REPRESENTATIVE FEATURES

[0074] Representative features are set out in the following clauses, which stand alone or may be combined, in any combination, with one or more features disclosed in the text and/or drawings of the specification.

[0075] Clause 1. A tool configured to form a groove in a pipe, the tool comprising: a housing including a battery receptacle configured to receive a battery: a motor having a motor shaft that is rotatable about a motor axis, a gear assembly operably coupled to the motor, the gear assembly having a plurality of spur gears operably coupled to the motor shaft and a planetary gear set operably coupled to the spur gears, a drive shaft operably coupled to the planetary gear set, the drive shaft configured to rotate about a drive axis that is offset the motor axis; and a die rotatably coupled to a die shaft about a die axis that is offset relative the drive axis, the die configured to form a groove into the pipe.

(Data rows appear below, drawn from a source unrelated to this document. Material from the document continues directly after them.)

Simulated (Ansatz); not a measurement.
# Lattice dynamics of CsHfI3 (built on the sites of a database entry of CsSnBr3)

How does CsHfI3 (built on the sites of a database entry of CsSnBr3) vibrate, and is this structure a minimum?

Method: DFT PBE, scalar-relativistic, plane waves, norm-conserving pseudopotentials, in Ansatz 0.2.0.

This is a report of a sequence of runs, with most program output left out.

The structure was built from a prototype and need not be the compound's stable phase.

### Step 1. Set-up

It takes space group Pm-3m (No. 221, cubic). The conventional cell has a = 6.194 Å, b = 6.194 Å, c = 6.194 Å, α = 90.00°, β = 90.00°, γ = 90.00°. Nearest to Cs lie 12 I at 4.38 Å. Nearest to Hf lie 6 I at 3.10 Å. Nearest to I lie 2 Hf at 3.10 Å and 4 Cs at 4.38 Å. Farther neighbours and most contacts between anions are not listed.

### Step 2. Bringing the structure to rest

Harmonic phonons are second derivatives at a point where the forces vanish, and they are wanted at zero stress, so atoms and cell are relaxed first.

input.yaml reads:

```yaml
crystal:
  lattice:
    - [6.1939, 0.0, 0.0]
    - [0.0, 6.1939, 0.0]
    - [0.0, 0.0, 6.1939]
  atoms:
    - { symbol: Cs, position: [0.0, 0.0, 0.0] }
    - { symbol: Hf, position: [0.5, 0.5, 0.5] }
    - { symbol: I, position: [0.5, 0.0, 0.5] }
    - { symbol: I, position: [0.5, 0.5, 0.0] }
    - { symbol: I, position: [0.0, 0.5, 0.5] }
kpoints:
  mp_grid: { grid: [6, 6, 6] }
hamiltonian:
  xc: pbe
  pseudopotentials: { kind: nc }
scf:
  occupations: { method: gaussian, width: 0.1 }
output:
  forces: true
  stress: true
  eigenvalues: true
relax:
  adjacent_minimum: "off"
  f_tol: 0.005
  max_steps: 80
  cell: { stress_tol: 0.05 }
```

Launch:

[0076] Clause 2. The tool of clause 1, wherein the motor is a first motor and the gear assembly is a first gear assembly, and wherein a second motor is configured to rotate an input shaft about an input shaft axis to rotate the die shaft and vary a distance between the die axis and the drive axis.

[0077] Clause 3. The tool of clause 2, further comprising a battery removably coupled to the housing, wherein the first motor and the second motor are powered by the battery.

[0078] Clause 4. The tool of clause 3, wherein the battery is configured to be inserted within a battery receptacle along a battery axis, and wherein the battery axis is perpendicular to the drive axis and the motor axis.

[0079] Clause 5. The tool of clause 1, wherein the plurality⁷ of spur gears comprises a first spur gear coupled to the motor shaft such that the first spur gear is rotatable about the motor axis, a second spur gear coupled to a support shaft offset the motor axis, the second spur gear is meshed with the first spur gear such that rotation of the first spur gear rotates the second spur gear about a support axis defined by the support shaft, and a third spur gear supported by a pinion on the planetary gear set, the third spur gear is meshed with the second spur gear such that rotation of the second spur gear rotates the third spur gear about the pinion.

[0080] Clause 6. The tool of any preceding clause, wherein the motor axis is parallel to the drive axis.

[0081] Clause 7. The tool of any one of clauses 1-5, wherein the tool has a length defined between a rear surface of the tool and a distal end of the drive shaft, and wherein the length is in a range from 15 inches to 20 inches.

[0082] Clause 8. The tool of any one of clauses 1-5, wherein the tool has a height that is defined between a top surface of the tool and a support surface of the tool, and wherein height is in a range from 9 inches to 11 inches. [0083] Clause 9. The tool of any one of clauses 1-5, wherein the housing defines a support surface that supports the tool relative to a surface, and wherein the support surface includes a foot portion that is overmolded onto the housing.

[0084] Clause 10. The tool of clause 9, further comprising a mounting interface coupled to the support surface, and wherein the mounting interface is configured to engage a corresponding mounting interface formed on a storage unit.

[0085] Clause 11. The tool of clause 10, wherein the mounting interface is removably coupled to the support surface.

[0086] Clause 12. The tool of any one of clauses 1-5, further comprising a manual clamping mechanism having an adjustment mechanism operably coupled to the die shaft to allow a user to manually adjust a distance between the die axis and the drive axis.

[0087] Clause 13. The tool of any one of clauses 1-5, further comprising a support arm coupled to the drive shaft, wherein the support arm has a first portion surrounding a portion of the drive shaft and a second portion engaging a portion of the housing.

[0088] Clause 14. A tool configured to form a groove in a pipe, the tool comprising: a housing; a drive shaft rotatable about a drive axis, the drive shaft having a body defining a distal end having a through-hole defined therein; a bolt coupled to the through-hole in the body of the drive shaft, the bolt configured to offset a bending load on the drive shaft when the pipe is supported on the drive shaft; a die shaft defining a die shaft axis; a die rotatably coupled to the die shaft about a die axis that is offset relative the die shaft axis, the die configured to form a groove into the pipe; and a drive assembly including a drive portion configured to rotate the drive shaft about the drive axis and thereby rotate the tool with respect to the pipe, and a die shaft drive portion configured to rotate the die shaft to vary a distance between the die axis and the drive axis.

[0089] Clause 15. The tool of clause 14. wherein drive shaft has a first portion that meshes with the drive portion, a second portion with a greater diameter than the first portion, and a trough portion positioned between two axially offset circumferential peak portions.

[0090] Clause 16. The tool of clause 14 or 15. wherein the drive shaft includes a second end that is opposite the distal end. the second end includes a pair of flat surfaces and a threaded connection, and the flat surfaces and the threaded connection couples the drive shaft to the drive portion.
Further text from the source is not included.